Review: THE EXILED QUEEN by Cinda Williams Chima


Cinda Williams Chima

SeriesSeven Realms #2
Genre: Young Adult, Fantasy
Publisher: Hyperion Books
Pages: 586
Release date: September 24th 2010

Haunted by the loss of his mother and sister, Han Alister journeys south to begin his schooling at Mystwerk House in Oden’s Ford. But leaving the Fells doesn’t mean that danger isn’t far behind. Han is hunted every step of the way by the Bayars, a powerful wizarding family set on reclaiming the amulet Han stole from them. And Mystwerk House has dangers of its own. There, Han meets Crow, a mysterious wizard who agrees to tutor Han in the darker parts of sorcery—but the bargain they make is one Han may regret.

Meanwhile, Princess Raisa ana’Marianna runs from a forced marriage in the Fells, accompanied by her friend Amon and his triple of cadets. Now, the safest place for Raisa is Wein House, the military academy at Oden’s Ford. If Raisa can pass as a regular student, Wein House will offer both sanctuary and the education Raisa needs to succeed as the next Gray Wolf queen.

Everything changes when Han and Raisa’s paths cross, in this epic tale of uncertain friendships, cut-throat politics, and the irresistible power of attraction.

“I can teach you marvelous things.”

The Exiled Queen is a solid second installment to the Seven Realms series. It has all the elements that made the first book, The Demon King, so good: great writing, fantastic world-building, developed characters, twists, and a slow but steady pace. The beginning is a little slower than usual, but once the action picks up, it leaves you on the egde of your seat.

Cinda Williams Chima once again delivers an amazing YA Fantasy book. Still told in dual-POV, the story picks up right where The Demon King left off, with our characters on their way to learn a little more about their abilities and the world they live in. The world-building continues to expand, as we are introduced to different parts of the Seven Realms, which only makes the story richer and more entertaining.

As mentioned above, this book does suffer a little because of its slow pace. Sequels sometimes fall under the curse of being fillers — just a bridge from one book to the other —, and the first half The Exiled Queen does feel a bit like that. It takes a while for the characters to be thrown together again and for the action to start. Not to say things are boring, because they aren’t! The story continues to be engaging and interesting.
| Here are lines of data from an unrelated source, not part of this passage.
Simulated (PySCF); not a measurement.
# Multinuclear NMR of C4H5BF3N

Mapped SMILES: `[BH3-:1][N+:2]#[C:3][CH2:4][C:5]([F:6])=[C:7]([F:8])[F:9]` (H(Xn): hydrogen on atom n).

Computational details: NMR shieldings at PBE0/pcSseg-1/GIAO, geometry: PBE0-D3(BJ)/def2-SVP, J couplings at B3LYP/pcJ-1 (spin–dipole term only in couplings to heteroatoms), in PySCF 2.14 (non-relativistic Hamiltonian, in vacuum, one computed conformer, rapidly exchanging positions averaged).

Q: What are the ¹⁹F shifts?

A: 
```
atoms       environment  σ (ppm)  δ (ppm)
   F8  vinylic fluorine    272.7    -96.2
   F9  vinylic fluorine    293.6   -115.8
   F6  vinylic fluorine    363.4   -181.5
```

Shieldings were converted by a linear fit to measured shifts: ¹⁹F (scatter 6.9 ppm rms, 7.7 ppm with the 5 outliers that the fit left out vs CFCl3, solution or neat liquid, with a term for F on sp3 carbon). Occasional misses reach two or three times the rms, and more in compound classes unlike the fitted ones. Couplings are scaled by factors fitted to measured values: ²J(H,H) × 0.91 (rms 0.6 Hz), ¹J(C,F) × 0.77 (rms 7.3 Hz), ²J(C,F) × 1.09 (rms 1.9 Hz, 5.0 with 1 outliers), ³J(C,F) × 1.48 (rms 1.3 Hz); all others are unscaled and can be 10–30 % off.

With the expanding world-building, get more explanations about how the magic and wizardry works in the Seven Realms. We are also introduced to a whole new set of characters. A few familiar faces from the first installment also come back, this time with a bigger part to play in the story. They are still very fun to read about, and Chima gives each of them an unique voice. And the main characters — Han, Raisa, Amon, Micah, etc — all change and develop as the plot progresses, which is always a good thing.

There’s a little more romance in this installment, and also a little more heartbreak. Because of the slow pace, there is a lot of time for those connections to develop, so they don’t feel rushed or shoehorned in just for the sake of writing some kisses. The focus of the story doesn’t hang on that, so that aspect doesn’t take anything away from the main arc.

Overall, The Exiled Queen is a very good and strong addition to this series. It’s a bit of a whirlwind in the best of ways, with twists that surprise you and revelations that only make this complex plot even better. It’s perfect for Fantasy and Ya fans alike, and I’m sure it’s only going to get better.